But not every form of contact or touch is evil. There is a very positive form of touch – the caring touch of true empathy, when a person is not apathetic to what happens to him and to those around him, but “takes things to heart” in a positive way. The verse that best expresses this type of positive touch appears in reference to King Saul’s followers, “And the soldiers went with him, those whose hearts had been touched by God.”[iv] These people had no need to see any superficial successes of the newly chosen king because God’s word had touched them at some inner point of their hearts and they immediately recognized and followed their true king.
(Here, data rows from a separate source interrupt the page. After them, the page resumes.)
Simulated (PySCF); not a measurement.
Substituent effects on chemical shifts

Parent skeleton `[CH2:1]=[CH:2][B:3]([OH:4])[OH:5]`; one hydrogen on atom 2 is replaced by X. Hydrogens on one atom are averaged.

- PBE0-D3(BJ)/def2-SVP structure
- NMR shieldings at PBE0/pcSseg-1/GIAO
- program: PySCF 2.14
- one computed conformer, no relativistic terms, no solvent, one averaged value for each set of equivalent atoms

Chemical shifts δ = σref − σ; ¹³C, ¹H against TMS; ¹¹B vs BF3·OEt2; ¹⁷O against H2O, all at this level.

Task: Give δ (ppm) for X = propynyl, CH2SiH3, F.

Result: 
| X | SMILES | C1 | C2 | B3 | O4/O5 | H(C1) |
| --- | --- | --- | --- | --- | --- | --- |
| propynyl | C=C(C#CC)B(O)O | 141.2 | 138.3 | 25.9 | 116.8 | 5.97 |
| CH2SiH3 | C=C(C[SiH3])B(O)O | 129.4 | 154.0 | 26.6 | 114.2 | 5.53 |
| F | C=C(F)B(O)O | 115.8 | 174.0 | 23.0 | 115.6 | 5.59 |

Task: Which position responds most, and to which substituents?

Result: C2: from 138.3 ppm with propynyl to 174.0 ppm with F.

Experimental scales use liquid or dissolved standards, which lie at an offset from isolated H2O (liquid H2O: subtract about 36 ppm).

The rectification of undesirable contact begins with complete abstinence from any contact. We learn this from the person afflicted with tzara’at, who is commanded to segregate himself from the community until he is healed, warning everyone that they are not to come near him. The rectification continues by nullifying the "ego," (אני) until it transforms into "nothingness" (אין)—the two words are a permutation of one another. In place of the egocentricity that demanded its place in the limelight, we need modesty and humility to refresh the soul with the quality of selflessness. This is hinted at by the purification ritual that the afflicted person must undergo in order to complete his healing process so that he can return to dwell with other people. He takes the log of a cedar tree, representing his previously lofty egocentricity, and then brings a scarlet thread and a bunch of moss, which represent his newly acquired humility.

Yet, the ultimate rectification comes as a result of utilizing the power of touch itself in a positive fashion. This is known as healing like with like. The source of affliction becomes a source of healing. Self interest caused by egocentricity caused the sense of touch to pursue improper contact. Once the ego is rectified, a healthy sense of positive touch returns when reality touches my heart and I can once more become actively engage it in a totally personal way, but in a rectified manner.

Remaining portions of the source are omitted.